Protecting vulnerable children and families in Karamoja: the PREC Project

A highlight of our work in Uganda this year has been the launch of important new community prevention projects in under-served parts of the country, aimed at reducing exploitative labour and protecting vulnerable families and communities.

Karamoja is the most north-easterly and remote region of Uganda, where poverty rates are higher than the rest of the country and citizens’ quality of life as measured by the Human Development Index is considerably lower. The proportion of children in child labour in Karamoja, 56% (Uganda National Household Survey, 2022), is thought to be the highest in the country.

Animals returning to the village with their shepherd and a young child, Karamoja. Photo credit: Francesco Ghibaudi, Adobe Stock.

Economic hardship is just one of many reasons why so many children from the region end up being trafficked into exploitative work, both within the region and to other parts of Uganda.

Tackling this is key to the Protection and Restoration of Exploited Children in Karamoja (PREC) project. We have an experienced project team of five staff on the ground in the region, working out of field offices across three districts: Abim, Napak and Kotido.

Hope for Justice is delighted to have this opportunity to participate in the PREC Project and would like to thank the partners that have made this possible: the Dutch humanitarian and development organisation Woord en Daad and TUNADO, the Uganda National Apiculture Development Organisation. Our role in the three-year PREC project, funded by the European Union, is running community-based prevention programmes to improve the economic resilience of vulnerable families and to build awareness and understanding of positive parenting, child trafficking, and child protection. Our role is also provide protection services and family reintegration support for survivors of exploitative child labour. 
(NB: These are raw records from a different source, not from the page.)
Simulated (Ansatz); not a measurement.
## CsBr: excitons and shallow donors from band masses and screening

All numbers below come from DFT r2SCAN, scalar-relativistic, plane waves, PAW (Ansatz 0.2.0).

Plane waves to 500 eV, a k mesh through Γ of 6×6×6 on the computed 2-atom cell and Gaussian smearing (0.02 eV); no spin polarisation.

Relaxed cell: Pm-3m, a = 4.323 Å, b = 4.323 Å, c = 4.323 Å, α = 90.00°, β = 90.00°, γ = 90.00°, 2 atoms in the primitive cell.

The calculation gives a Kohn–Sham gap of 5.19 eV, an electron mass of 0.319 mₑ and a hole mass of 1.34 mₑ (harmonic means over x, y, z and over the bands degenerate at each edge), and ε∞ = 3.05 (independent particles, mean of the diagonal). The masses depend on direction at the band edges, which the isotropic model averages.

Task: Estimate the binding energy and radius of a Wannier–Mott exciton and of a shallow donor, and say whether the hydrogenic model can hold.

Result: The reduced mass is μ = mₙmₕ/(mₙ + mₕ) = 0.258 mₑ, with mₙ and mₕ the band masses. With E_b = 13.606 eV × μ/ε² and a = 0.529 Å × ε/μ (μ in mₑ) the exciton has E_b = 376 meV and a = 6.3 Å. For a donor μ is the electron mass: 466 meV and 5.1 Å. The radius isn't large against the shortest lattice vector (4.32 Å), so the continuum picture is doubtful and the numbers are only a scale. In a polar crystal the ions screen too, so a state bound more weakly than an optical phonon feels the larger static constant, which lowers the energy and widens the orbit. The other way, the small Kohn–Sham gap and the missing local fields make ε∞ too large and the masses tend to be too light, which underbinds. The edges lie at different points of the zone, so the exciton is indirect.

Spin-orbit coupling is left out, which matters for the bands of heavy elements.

Alongside our partners, our team is working with:

• Vulnerable households to address the root causes of child labour and forced labour

• Survivors of child labour to address the trauma, stigma and discrimination they experience, and provide them with a safe pathway to freedom, including via a partnership with the Government’s local rehabilitation centre

• Local government officials, community members and businesses to educate and train them on child protection issues, so that they are better able to protect vulnerable children

Over three years, we are expecting to work with 450 households, 1,350 children in the selected households, 60 local government officials, 1,900 community members and 15 businesses, and most importantly to see 120 children removed from exploitative child labour.

Karamoja is a challenging place to work, primarily because of a lack of infrastructure, the need to ensure our staff’s safety and security, and the variable weather – climate change and increasingly unpredictable rainfall have exacerbated the financial instability of many families. With many local people depending on small-scale farming and cattle-rearing for their livelihoods, we also need to account for the times when a family’s or community’s attention and efforts are focused solely on their day-to-day survival and sustenance, versus when are the best times for addressing the kinds of longer-term issues on which we want to work with them.

Aerial view of manyattas in Karamoja. Photo credit: Francesco Ghibaudi, Adobe Stock

Our team have already been working to prioritise their efforts geographically, after screening for vulnerabilities in different parts of Karamoja, and engaging with key officials.

Hope for Justice’s Interim Director of Programmes, Patrick Proctor, and our Uganda Director Florence Soyekwo said: “Many of the children we work with on the streets of Kampala have been trafficked from Karamoja, so it has long been an aspiration to work there and to try to prevent exploitation from happening in the first place. Thanks to this project, we now have a toehold, and we look forward to building out more of a programme in this challenging region in the years to come.”

Hope for Justice is also supporting and strengthening child protection mechanisms in local authorities and businesses. We will ensure that any children we identify who have been affected by trafficking and exploitative labour will be safeguarded and receive the support they need to move on from their experiences.

Objectives of the Protection and Restoration of Exploited Children in Karamoja (PREC) Project:

1. Improve resilience of children and families to prevent and protect against exploitative child labour.

2. Positively influence social-cultural norms in targeted communities to reduce exploitative child labour.

3. Enhance resilience and livelihoods of children, families and communities that are vulnerable to, or victims of, exploitative child labour.

4. Influence government policies and systems to address exploitative child labour.